To: towertalk@contesting.com
Subject: Re: [TowerTalk] PIPE ANCHORS
From: Jim Lux <jimlux@earthlink.net>
Date: Tue, 01 Nov 2011 16:25:20 -0700
List-post: <towertalk@contesting.com">mailto:towertalk@contesting.com>
On 10/31/11 9:39 PM, Randy wrote:
> I don't think you could find any competent engineer that would say "fill
> it with concrete to make it stronger", and be willing to sign off on
> it...he or she would specify something that wouldn't fail without doing
> that.

In a compressive loading situation or for fire protection.  (although 
it's interesting that the earthquake retrofits they've been doing here 
in Southern California basically wrap the concrete column in a tight 
steel wrapper)

  I do have it, from somebody I respect, that dropping PVC pipe
> inside of the top section of TV-type "push-up poles" will contribute
> towards keeping the thing from collapsing. I'd be interested to know
> that, if you could magically seal both ends of a tube, having already
> packed it with magic dry sand, whether it wouldn't increase the
> strength, as far as kinking in a bending moment goes.


Sure that works. It's one way to smoothly bend thin wall copper tubing 
without kinking/buckling/flattening.



  I'd guess that it
> would help, and if that's true, then concrete's compressive strength
> wouldn't matter, even if it fractured so badly that it turned to dust.

mmmmmm maybe, maybe not. If the steel stretches, then the volume inside 
the tube has changed, and it might not be full.

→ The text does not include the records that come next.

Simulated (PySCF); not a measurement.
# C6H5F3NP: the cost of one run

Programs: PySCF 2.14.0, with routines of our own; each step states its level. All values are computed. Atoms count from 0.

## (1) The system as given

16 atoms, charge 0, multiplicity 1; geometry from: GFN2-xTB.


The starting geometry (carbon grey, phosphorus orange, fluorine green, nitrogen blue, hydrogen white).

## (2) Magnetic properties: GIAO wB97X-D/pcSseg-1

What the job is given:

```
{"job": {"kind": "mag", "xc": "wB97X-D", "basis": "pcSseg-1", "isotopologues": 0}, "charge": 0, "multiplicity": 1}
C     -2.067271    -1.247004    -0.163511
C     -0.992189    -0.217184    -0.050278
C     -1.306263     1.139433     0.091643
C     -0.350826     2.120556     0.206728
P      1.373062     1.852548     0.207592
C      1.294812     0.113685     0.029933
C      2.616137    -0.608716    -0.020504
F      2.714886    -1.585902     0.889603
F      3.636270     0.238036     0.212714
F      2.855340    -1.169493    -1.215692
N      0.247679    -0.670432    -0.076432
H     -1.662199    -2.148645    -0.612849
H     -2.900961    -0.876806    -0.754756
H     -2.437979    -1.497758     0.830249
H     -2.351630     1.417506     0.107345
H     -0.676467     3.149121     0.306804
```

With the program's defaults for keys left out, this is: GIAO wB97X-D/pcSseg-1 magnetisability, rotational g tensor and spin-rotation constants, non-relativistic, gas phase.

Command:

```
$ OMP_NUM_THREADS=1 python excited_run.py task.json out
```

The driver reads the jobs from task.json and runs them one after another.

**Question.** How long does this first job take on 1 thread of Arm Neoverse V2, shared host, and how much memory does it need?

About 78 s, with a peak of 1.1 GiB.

(and the sand in the pipe technique for smooth bends fails sometimes, 
for just this kind of reason)

Ultimately, any of this "concrete inside the pipe" thing is more for 
changing the ultimate failure behavior rather than withstanding normal 
operating loads.  You might wind up with the pipe neatly bent at a 45 
degree angle instead of kinked and bent sharply.


> Concrete is caustic; I don't know how that relates to steel, but as far
> as water pipes, it *will* eventually corroded a hole in it, X decades
> later. Maybe it's more complicated than mere pH.. I dunno.
>

otoh, rebar is embedded in concrete and lasts a good long time.